Ms. Myers was the COO of the Barack Obama presidential campaign and chaired the Women for Obama campaign organization in the last election cycle. She has served as the executive director of the Center for Public Leadership at Harvard’s Kennedy School of Government. She, like her sister Dee Dee, was a senior official in the Clinton administration, working as the President’s advisor on women’s issues; women’s issues… not the President’s issues with women…I’ll leave it to you to fill in your own punch line. Suffice it to say that Myers has tackled some high profile, high powered leadership roles. Yet I find her book, Take the Lead, as not so much a leadership book, but rather a set of what she describes as 7 core principles, that she wraps with political antidotes as an example of those principles in practice.

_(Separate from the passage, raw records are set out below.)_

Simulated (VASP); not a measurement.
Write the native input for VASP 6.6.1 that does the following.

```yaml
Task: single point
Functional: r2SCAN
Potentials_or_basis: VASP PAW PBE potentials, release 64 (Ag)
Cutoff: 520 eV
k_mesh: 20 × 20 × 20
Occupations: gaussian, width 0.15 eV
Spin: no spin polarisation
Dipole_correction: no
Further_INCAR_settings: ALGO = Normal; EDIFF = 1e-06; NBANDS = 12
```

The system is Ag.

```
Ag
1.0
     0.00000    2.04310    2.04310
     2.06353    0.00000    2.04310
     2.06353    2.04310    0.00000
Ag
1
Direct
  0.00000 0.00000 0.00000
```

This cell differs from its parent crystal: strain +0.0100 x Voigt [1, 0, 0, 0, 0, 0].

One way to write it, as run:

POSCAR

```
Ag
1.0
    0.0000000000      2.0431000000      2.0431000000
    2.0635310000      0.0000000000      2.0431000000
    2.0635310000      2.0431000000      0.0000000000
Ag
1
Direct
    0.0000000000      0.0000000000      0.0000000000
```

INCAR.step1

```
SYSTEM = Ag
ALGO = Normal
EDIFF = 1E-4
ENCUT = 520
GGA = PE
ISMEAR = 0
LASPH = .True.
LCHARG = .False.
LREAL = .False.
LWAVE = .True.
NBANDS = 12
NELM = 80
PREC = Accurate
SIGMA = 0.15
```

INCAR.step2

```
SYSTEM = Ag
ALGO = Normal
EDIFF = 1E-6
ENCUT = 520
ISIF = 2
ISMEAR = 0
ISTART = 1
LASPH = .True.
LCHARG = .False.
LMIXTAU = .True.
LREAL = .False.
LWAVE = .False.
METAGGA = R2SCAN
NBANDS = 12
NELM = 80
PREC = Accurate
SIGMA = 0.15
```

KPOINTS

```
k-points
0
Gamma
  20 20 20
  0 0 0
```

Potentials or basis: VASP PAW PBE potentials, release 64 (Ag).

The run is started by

Myers 7 principles include:
• Connection – Making people feel seen and heard
• Collaboration – Being willing to embrace different points of view
• Authenticity – Knowing who you are
• Respect – Treating each person as important
• Clarity – laser focus and uncompromising consistency
• Learning - always listening and staying open to new ideas
• Courage – The courage to take risks; to apologize; to tell the truth; to grow
This could be the most contradictory list I have ever seen. Taking Ms. Myers at her own words, how can you be willing to embrace different points of view and be open to new ideas, yet remain uncompromisingly consistent? Does this say more about my Myers background in the political realm then about leadership?
Politicians by their very nature are some of the least authentic people I have ever encountered. Realistically speaking, if Barack Obama had been genuinely authentic during his Presidential campaign, does anyone really believe that he would have been elected President?
Boiling it down, Ms. Myers “core principles” aren’t a road map to leadership, but a road map to becoming a Democrat politician. It reads like a playbook for talking a good game, but doesn’t really show how to deliver the goods, which is really what Democrat elective politics have become – make it sound like you care about and issue/person, act like you’re going to do something, but never really deliver on a promise.
It’s interesting that the two powerful leaders that Ms. Myers worked for were so uniquely skilled at connection, yet such utter failures at having the courage to tell the truth. Interesting political insights…maybe. Leadership book…not so much.